OpenML.org is an open science platform for machine learning, which has recently been awarded 2 Open Science NL grants. On OpenML, we gather datasets, tasks, machine learning algorithms and the results of these algorithms on tasks. That can be used to analyse the behaviour of machine learning algorithms, and when they work well. For more info on OpenML, see the following paper: https://www.sciencedirect.com/science/article/pii/S2666389925001655
Uploading datasets to OpenML can be complicated, and requires significant user experience. This project will aim at building a two-stage pipeline, which brings the human in the loop. This process entails two actors, the dataset owner (who performs step 1 and can be consulted in step 2) and the OpenML community member (who performs step 2). The dataset owner first uploads their dataset in free format to an intermediate system, with all relevant information (in Croissant format) in which it can be further processed by OpenML community members.
A web application for this two step approach. Emphasis should lie on the first step, because the second step can be performed by an expert community member. A user should be able to drop a dataset somewhere on a server, along with relevant information (as well as contact information) to store this in Croissant format. It can for example use a GitHub backend, where after uploading the dataset, an issue can be opened in which a discussion between dataset owner and OpenML core member can be held.

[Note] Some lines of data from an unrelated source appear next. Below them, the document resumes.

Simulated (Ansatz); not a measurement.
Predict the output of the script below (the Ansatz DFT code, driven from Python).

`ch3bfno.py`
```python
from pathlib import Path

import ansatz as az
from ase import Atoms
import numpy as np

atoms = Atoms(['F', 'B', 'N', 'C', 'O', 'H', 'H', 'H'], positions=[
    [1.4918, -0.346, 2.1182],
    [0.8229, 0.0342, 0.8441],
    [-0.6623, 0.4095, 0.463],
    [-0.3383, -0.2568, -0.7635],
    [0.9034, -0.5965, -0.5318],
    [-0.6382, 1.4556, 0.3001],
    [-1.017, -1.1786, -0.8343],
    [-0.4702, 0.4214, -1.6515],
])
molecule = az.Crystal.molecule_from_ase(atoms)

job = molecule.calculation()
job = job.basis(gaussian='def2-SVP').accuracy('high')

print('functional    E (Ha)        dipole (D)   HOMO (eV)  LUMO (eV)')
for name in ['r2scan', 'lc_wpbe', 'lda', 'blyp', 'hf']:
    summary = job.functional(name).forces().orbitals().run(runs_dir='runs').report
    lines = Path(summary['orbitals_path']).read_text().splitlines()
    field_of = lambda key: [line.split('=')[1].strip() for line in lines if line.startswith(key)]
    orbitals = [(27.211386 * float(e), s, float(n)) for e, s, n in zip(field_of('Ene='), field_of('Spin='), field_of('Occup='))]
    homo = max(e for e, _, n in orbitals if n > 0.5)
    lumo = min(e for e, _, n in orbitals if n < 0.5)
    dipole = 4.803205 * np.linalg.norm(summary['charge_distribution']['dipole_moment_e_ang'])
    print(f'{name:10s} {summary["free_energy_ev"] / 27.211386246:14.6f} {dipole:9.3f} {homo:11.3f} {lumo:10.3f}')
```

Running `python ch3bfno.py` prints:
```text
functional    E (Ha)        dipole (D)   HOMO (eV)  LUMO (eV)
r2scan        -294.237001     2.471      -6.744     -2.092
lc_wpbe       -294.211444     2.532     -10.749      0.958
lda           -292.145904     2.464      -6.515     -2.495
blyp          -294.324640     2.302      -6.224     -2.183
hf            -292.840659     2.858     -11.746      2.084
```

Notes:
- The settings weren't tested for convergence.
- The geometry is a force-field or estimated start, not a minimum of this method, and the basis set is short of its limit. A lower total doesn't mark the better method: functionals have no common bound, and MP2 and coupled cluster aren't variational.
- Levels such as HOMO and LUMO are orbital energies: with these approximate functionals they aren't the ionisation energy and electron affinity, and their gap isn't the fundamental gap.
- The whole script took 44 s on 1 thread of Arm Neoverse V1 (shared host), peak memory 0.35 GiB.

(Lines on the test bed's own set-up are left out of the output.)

The flexibility will then lie at the OpenML community members, who (potentially after contacting the dataset owner) should be able to process the dataset into OpenML format. For simple cases, this can be facilitated by the web application itself. For complicated cases, this is not possible (due the diversity of datasets).
A minimal viable project would entail a flexible pipeline focusing on step 1 and communication interfaces (e.g., GitHub issues) in which the two actors can interact for step 2.